Sliding Down a Sliding Half-Cylinder

Is this not extremely overrated?

At the point when the ramp has moved $X$ to the left, and the radial line from the box to the centre of the ramp makes an angle $\theta$ with the vertical, the box will have moved a distance $-X + \sin\theta$ to the right. Thus the horizontal coordinate of the centre of mass of the system (relative to the initial position of the box) will be $\tfrac{1}{3M}\big[-2MX + M(-X + \sin\theta)\big] \; = \; -X + \tfrac13\sin\theta$ Since the only forces acting on the block and ramp are either internal or vertical, the horizontal coordinate of the centre of mass remains constant, and hence $X = \tfrac13\sin\theta$ . When the block hits the ground, $\theta = \tfrac12\pi$ , and so $X = \boxed{\tfrac13}$ .
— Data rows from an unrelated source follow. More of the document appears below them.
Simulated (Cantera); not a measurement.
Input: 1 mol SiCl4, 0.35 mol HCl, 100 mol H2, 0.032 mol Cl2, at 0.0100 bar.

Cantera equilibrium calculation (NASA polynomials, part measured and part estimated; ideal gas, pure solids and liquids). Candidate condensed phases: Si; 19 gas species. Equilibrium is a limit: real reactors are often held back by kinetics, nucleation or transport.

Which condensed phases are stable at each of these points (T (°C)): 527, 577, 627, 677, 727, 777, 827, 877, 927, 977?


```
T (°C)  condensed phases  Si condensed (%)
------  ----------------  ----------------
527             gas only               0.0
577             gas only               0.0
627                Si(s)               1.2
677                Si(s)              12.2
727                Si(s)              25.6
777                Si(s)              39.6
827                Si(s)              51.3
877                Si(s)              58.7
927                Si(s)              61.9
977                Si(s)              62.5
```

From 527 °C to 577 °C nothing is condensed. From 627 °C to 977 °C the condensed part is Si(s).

In the horizontal direction the center of mass does not move (no external forces in this direction). Let us compare the initial and final states, selecting a system of reference so that initially the center of mass is at $x=0$ . In the final state the sphere moves to the left by $-x_0$ and the mass moves to the right by $R-x_0$ , so that it stays on the surface of the sphere. The center of mass is at $[-2Mx_0+M(R-x_0)]/3M =0$ . This yields $x=0.333m$ .